Gravity - an accelerating frame paradox

[Dale]

This is nice but completely misses the point of why there is a need for those EM interaction to take place in the first place. An astronaut on the ISS can comfortably levitate above his chair for a long time and hardly interact with it at all. While the same astronaut on the ground cannot do this (unless he does work to compensate for the now present fictitious force) and he will feel the contact force.

You are completely misapplying the equivalence principle. The equivalence principle does NOT state that an astronaut on the ground (at rest in a gravitational field) is equivalent to an astronaut in orbit (free-falling in a gravitational field). It says that the astronaut on the ground (at rest in a gravitational field) is equivalent to an astronaut far from any source of gravity in an accelerating rocket (accelerating in the absence of gravity). The astronaut in orbit (free-falling in a gravitational field) is equivalent to an astronaut far from any source of gravity in a non-accelerating rocket (not accelerating in the absence of gravity). The contact forces are the same in the equivalent scenarios whether the fictitious force is due to gravitation or inertia.

Wow, you interpret the Newton's 3rd law quite rigidly. While it is in fact a disguised law of conservation of energy.

It is not a matter of interpretation, that is simply what it says. And it is conservation of momentum, not conservation of energy, although the two are closely related in relativity.

The fictitious force of acceleration and the contact force have both the same direction and magnitude

This is simply wrong. The fictitious force is gravity and gravity points down by definition. If the contact force were also pointing downwards then instead of sitting on the floor we would accelerate into the floor at 2g. Since we do not observe that happening it is clear that the contact force points upwards. And since the accelerometer reads 1g upwards it is clear that it does not detect the fictitious force of gravity.

See Figure 4 here
http://eta.physics.uoguelph.ca/tutorials/fbd/intro.html

and paragraphs a and c here:
http://a-s.clayton.edu/campbell/physics/phys1112/Supplements/phys1111fb.htm

and example 1 here:
http://hrsbstaff.ednet.ns.ca/pvickers/normal_force_and_freebody_d.htm

 

[ZirkMan]

There is only one way to interpret Newton's third law: the forces involved are exactly equal but opposite, they arise from the same interaction, and they act on different bodies.


This is completely wrong. You started with a wrong premise and went off on a tangent from that incorrect premise. Newton's third law can be viewed as a consequence of conservation of momentum, not energy. What results from this derivation is that the interactions between particles must comprises paired equal but opposite forces -- Newton's third law. Construing the gravitational force and the normal force acting on some body as a third law interaction is erroneous.

If it is wrong or not totally depends on the definition of energy and its conservation and you seem to use a different one than me. Otherwise you wouldn't say the conservation of momentum is different to conservation of energy.
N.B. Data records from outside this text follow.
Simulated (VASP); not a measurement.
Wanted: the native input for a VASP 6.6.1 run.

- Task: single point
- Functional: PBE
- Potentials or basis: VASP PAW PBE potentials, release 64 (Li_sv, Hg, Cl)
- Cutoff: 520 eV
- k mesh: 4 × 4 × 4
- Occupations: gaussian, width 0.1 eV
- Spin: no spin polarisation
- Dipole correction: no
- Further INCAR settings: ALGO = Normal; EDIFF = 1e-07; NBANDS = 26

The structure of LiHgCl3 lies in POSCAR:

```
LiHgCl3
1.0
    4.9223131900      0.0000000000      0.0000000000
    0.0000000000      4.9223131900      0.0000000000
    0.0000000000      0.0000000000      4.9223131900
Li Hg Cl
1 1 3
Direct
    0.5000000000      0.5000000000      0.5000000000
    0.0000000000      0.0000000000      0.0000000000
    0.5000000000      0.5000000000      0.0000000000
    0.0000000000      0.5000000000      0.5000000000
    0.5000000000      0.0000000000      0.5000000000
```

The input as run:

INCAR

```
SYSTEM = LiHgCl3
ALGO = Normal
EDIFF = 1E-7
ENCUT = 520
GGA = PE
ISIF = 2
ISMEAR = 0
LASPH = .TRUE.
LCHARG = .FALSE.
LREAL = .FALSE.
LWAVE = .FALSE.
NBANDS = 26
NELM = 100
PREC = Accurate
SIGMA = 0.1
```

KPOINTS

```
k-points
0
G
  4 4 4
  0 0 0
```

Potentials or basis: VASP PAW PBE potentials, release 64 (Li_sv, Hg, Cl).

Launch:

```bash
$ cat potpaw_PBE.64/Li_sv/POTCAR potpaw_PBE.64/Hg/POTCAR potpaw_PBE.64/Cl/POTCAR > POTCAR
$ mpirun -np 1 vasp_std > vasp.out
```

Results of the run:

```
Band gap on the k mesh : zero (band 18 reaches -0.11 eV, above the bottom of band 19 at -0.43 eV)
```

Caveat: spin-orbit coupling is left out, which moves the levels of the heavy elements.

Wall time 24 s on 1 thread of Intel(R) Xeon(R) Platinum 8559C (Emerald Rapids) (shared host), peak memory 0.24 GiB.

What conservation law would apply to a situation where a running steam engine train would hit a stationary train and move it away?
Is it only the law of conservation of momentum together with Newton's 3rd law? Or some other combination of various partial conservation laws?

Or can I say that the chemical energy released by the burning coal in the moving train's engine was translated into the final motion of the energy (and momentum) of the (before) stationary train?
I think I can say that and I'm sure that if you calculate how much energy was released by burning coal in the train's engine minus losses due to friction etc. you would get the exact energy (and momentum) the stationary train had after the impact. Because the law of conservation of energy (in this broad sense) is always true there cannot be a contact force without something else that powers it. And I don't see any other predecessor for that particular case than the fictitious force.

 

[ZirkMan]

This is simply wrong. The fictitious force is gravity and gravity points down by definition.
If the contact force were also pointing downwards then instead of sitting on the floor we would accelerate into the floor at 2g. Since we do not observe that happening it is clear that the contact force points upwards. And since the accelerometer reads 1g upwards it is clear that it does not detect the fictitious force of gravity.

I was analyzing the situation from the perspective of a free falling observer where he sees only the accelerating surface which he interprets as accelerating due to the fictitious force of gravity. I also assumed that this acceleration won't stop after he hits the surface and will continue to drive him up (through the contact force). In this frame there is no need for a downward pulling fictitious force. But maybe you have to switch frames after you hit the ground. I don't know. I feel I need to study this in even greater detail to fully understand what's going on there.

 

[nismaratwork]

If it is wrong or not totally depends on the definition of energy and its conservation and you seem to use a different one than me. Otherwise you wouldn't say the conservation of momentum is different to conservation of energy.

What conservation law would apply to a situation where a running steam engine train would hit a stationary train and move it away?
Is it only the law of conservation of momentum together with Newton's 3rd law? Or some other combination of various partial conservation laws?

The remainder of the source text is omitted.